The inevitable question after outrages like this: Are new rules or new laws needed to prevent its happening again? The answer is no. Youth sports organizations can already bar kids and their parents from competitions for unsportsmanlike behavior. And Minnesota is one of about 20 states with laws on the books that provide sports officials and coaches with added protection against assault and battery.

But there is one conclusion that needs to be drawn and acted upon: People need to quit being jerks at kids' sporting events. Or if they're with someone who becomes a jerk, they need to tell that person to sit down and shut up.

No one should have to be told to keep it civil anywhere in public, much less at kids' athletic events. Yet any parent who has sat in the bleachers knows that far too often people lose their cool when watching youngsters play ball or whack a hockey puck. Badgering referees, bad-mouthing coaches or insulting opposing players or fans happens far too often.

Why do some people think such abuse is acceptable behavior? It's not. It teaches players bad sportsmanship and bad citizenship, and makes the event uncomfortable for everyone around. "These are the people who mess up the youth sports experience more than anybody else," said Dan Klinkhammer, executive director of Minnesota Youth Athletic Services (MYAS).

If left unchecked, verbal abuse can light the fuse for the kind of out-of-control spectacle seen in Burnsville on Saturday, which sadly was not the first of its kind in the state. Two years ago, a St. Paul man ended up in jail after he threatened to shoot his kid's Little League coach. Klinkhammer, who's been involved with youth sports since 1977, said he has a stack of files from other incidents involving coaches, parents, fans and players.

Klinkhammer said no one comes to a game planning to beat up a coach or official. But in the heat of the moment, parents and other family members get carried away. In their minds, lousy officiating or a timekeeping issue that thwarts a victory (the issue that led to the Burnsville assault), becomes the equivalent of an attack on their child. "All they can see is red when they're running out on the court and field. ... It's 'I'm going to stand up for my kid because he can't stand up for himself,'" Klinkhammer said.

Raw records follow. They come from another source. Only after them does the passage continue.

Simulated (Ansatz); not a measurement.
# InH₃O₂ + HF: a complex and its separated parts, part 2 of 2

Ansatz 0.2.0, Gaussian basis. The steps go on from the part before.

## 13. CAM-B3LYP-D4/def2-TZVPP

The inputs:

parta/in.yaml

Blowing the whistle on rage is crucial before it escalates to the point where someone gets hurt. If you're that red-faced guy belitting the refs, knock it off. Most youth sports depend on volunteers to make calls and staff the sidelines. They deserve some slack. If it's a spouse, aunt, uncle or grandparents who turn ugly (yes, Klinkhammer says grandparents go rogue, too), get them under control. Coaches and referees also shouldn't tolerate abuse. They should act quickly to halt the game until the trash talk ends.

Those who do get violent should face stiff punishment. So far, it's unclear who hit the 50-year-old Shand: the player's father or someone with him. Burnsville police are still sorting it out and plan to file charges. They should throw the book at the punch-thrower. Making an example out of him will make sports bullies think twice.